PremierePro

About online and offline editing

For online editing, you capture clips at the level of quality required for the final version of the video program. This is the default method of working in Adobe Premiere Pro. Online editing works well when the speed and storage capacity of the host computer are adequate to the demands of the video formats used. For example, most modern computers can handle the data rate of DV in full resolution. They may be challenged, however, by the greater demands of, for example, HDV or HD footage. For many videographers, that’s where offline editing comes in.

In offline editing, you capture low‑quality clips for editing purposes, but recapture them at high resolution when it’s time to finish, render, and export your final product. Editing the low‑resolution clips allows standard computers to edit excessively large assets, such as HDV or HD footage, without losing performance speed or running out of storage. It also lets editors use laptop computers to edit—for example, while on location.

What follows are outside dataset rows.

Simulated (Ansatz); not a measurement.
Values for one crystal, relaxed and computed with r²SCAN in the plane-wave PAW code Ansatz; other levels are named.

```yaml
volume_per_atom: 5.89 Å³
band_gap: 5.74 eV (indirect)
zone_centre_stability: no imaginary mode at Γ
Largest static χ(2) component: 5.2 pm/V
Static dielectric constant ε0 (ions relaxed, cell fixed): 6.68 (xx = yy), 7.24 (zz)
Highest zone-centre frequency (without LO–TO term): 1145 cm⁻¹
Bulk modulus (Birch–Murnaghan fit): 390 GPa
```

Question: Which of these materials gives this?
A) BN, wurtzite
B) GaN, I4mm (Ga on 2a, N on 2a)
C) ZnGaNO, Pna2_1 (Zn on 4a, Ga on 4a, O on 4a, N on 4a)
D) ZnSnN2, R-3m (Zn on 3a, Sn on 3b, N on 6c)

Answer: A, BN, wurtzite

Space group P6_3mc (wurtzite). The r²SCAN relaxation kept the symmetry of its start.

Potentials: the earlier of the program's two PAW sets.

You may edit a project entirely online. On the other hand, you may edit in a two‑phase workflow: making your initial creative decisions offline, then switching to online for finishing tasks like fine‑tuning, grading, and color correction.

You can complete an offline edit of, for example, an HD project with Adobe Premiere Pro and then export your project to the Advanced Authoring Format (AAF) or EDL for transfer to an editing system with more powerful hardware. You can then perform the final online edit and rendering, at full HD resolution, on that system.